My pleasure. More correct Japanese would probably be (I'm using romaji as I don't have scim running right now)
sukotto san ni ha (ha being wa in this case) tasukete itadaite arigatou gozaimashita. (Also gozaimasu is seldom written in kanji--mostly we foreigners do it.)
(My first name is Scott, so it's actually sukotto rather than sukottro, but that's not important).
(That's rather polite, especially using itadaite, the same verb base as itadakimasu.) So, to a native Japanese, you'd probably do it that way, tasukete itadaite, and not use kanji for gozaru. (gozaimasu).
However, as I think we're a fairly casual bunch here, and you don't know that I'm ancient in years (or didn't till just now) doing tasukete kurete (as in kurimasu, ) would be fine.
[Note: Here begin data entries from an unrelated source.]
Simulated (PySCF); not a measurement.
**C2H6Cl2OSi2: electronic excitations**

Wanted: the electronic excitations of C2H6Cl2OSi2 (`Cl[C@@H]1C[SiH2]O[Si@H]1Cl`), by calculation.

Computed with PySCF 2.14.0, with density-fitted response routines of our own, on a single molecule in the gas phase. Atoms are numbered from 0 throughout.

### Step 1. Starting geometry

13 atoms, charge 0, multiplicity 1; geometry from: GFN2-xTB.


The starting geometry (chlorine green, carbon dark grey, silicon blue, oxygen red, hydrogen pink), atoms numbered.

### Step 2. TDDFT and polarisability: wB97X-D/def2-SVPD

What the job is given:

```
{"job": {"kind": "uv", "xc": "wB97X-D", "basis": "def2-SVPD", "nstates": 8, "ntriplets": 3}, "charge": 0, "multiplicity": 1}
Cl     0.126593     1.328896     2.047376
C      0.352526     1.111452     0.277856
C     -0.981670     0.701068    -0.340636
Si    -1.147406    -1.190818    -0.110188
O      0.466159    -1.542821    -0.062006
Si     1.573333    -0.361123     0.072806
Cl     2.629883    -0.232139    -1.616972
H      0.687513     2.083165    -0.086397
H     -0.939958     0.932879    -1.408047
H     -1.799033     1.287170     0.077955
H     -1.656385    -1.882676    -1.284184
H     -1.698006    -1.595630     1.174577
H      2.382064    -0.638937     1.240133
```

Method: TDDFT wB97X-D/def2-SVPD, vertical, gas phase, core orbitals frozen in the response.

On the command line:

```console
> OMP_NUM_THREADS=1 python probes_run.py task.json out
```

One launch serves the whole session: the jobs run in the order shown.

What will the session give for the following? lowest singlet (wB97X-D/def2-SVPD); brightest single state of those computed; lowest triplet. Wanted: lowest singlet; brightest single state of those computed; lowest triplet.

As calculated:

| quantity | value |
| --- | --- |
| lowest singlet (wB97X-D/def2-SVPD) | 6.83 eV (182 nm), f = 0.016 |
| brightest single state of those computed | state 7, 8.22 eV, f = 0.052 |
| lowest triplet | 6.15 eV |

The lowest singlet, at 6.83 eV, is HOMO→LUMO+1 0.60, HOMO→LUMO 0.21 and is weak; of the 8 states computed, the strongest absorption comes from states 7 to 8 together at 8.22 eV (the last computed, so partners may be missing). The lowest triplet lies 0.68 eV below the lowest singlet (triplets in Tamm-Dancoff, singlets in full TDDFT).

Actually, if writing to a native Japanese, you might even make it more polite to the point of exaggeration and use
itsudemo tasukete itadaite. 
(I'm not sure how advanced you are in Japanese, so if this was yokei na osewa, yurushite kudasai.)
As I mention on my page, it seems to depend not only on application, but on the system. For example, in BSD and CentOS, I need to use LC_CTYPE=ja_JP.UTF-8 for Openoffice to work. On Ubuntu, en_US.UTF-8 works fine with OO as long as I have the GTK_IM_MODULE. You can also at QT_IM_MODULE for safety in case you use some KDE apps.
(Just as an additional argument in the script, on the same line as the rest of it.)
The GTK_IM_MODULE is, as you've realized, necessary for GTK apps. (Though, you can sometimes skip it if you use LC_CTYPE=ja_JP.UTF-8). I left it out of the first set of instructions because it's not necessary for uxterm, but I should have explained it a bit better.
As I said, it can vary, not only between applications, but between distributions and O/S's (e.g., Linux and BSDs.)
Generally speaking the GTK and QT IM_MODULES and LC_CTYPE, as your native language (with UTF-8) and the XMODIFIERS should do it.
There are other GUI centric ways, which I don't use, so I'm not really sure of how they work--e.g., in Ubuntu, I think you can choose input method or something like that from a right click menu. The way I've given you here, however, should work on all systems with any sort of window manager.